Where we won't need schools....can anyone say its time for online?

Parsippany School District - 45 Possible Job Cuts

Kankakee School District 111 - Notifies Teachers of Layoffs

Anderson Community Schools Indiana - 125

Wayne School District NJ - Teacher Layoffs Likely

The Roxana School District - 28 Possible

Schaumburg Township Elementary District 54 - 130

East Grand School District - 17

Seaside School District - 16

Update: The Jordan School District - 250+

The Kern High School District - 10

We actually won't need cities, counties and states...but that might be a bit too much for Fools to handle right now.  You already know most of the video stores and book stores have or will be shutting down soon.  Same with many newspapers.  Next will be bank branches, many many retailers, and offices of a variety of businesses.

Expect most printed matter, including cash, to become obsolete in the next few years... 

When the World Color Press facilities in Salem and Mt. Vernon closed a decade ago some of the workers moved to Tennessee to take a job at the former Quebecor World facility in Dyersburg.  Now that plant is closing as well. 
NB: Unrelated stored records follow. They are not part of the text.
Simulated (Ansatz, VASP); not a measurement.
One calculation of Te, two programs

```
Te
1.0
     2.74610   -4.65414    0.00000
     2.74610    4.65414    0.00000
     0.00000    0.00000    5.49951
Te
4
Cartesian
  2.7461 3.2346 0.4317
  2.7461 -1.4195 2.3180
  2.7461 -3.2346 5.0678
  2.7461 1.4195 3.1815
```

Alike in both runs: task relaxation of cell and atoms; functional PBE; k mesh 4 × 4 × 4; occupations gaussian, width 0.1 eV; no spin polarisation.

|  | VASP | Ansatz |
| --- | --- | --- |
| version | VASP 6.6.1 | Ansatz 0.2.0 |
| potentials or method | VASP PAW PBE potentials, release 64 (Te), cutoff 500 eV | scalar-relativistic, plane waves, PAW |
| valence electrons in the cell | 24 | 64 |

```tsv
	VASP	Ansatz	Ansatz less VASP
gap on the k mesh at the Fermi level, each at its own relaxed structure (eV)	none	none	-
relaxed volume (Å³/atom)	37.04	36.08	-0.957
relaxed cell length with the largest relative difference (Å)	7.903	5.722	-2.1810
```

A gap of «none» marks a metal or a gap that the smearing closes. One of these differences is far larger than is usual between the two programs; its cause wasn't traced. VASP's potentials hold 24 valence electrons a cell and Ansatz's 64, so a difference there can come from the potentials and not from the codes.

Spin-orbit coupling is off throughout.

The announcement was made on Friday and will displace 668 workers by the end of the first quarter of 2011.  The Dyersburg State Gazette says the closure comes just two months after the announcement that Quad/Graphics, Incorporated would acquire Worldcolor.  

The newspaper says the Mayor of Dyersburg and Dyer County as well as the Chamber President were aware of 'talk' regarding the future of the plant and had been in contact with state, federal and other officials for many weeks in an effort to keep the Dyersburg plant open.  Chamber President Allen Hester says Plant Manager Susan Dew assured local leaders the decision to close was not the fault of anyone at the local level, but rather Worldcolor was being effected by an industry reduction in the amount of material being printed. 

Quebecor World facility in Dyersburg

AND OUR CURRENT FORM OF GOVERNMENT AND CONSTITUTION TO BE DISCARDED FOR A MORE DIGITALLY CENTRIC SYSTEM APPLIED GLOBALLY.

ON A POSTIVE NOTE....THERE WILL BE NO INCOME TAX IN THE DIGITAL AGE...BUT  DON'T EXPECT MUCH INCOME EITHER AS MOST OF THE THINGS YOU CURRENTLY PLACE VALUE IN WILL EITHER BE WORTHLESS OR CONFISCATED BY GOVERNMENT FIRST.

5 Comments – Post Your Own

#1) On March 20, 2010 at 10:14 PM, alstry (36.32) wrote:

But before we can enter the digital age, we must expericence the third and final collapse before we get rid of the industrial age........the government collapse.

First it was America's most important asset....the house.

Next it was the banking collapse only to be kept on life support by allowing banks to lie about the assets on their books.

Finally it is here...the government collapse as Greece is in turmoil and the unrest is spreading... protests in Portugal, Spain, France and Italy...and strikes are beginning in England with both airline and train workers.

Warships are in position.....our boots are on the ground....the skypeople in Oklahoma are now very accurate with the drones......most of the exercises have been completed......and if you think your guns and food will be effective in such an environment......few of you are prepared for what is coming.

Again, it is not the end of the world.....simply the end of a world as you know it.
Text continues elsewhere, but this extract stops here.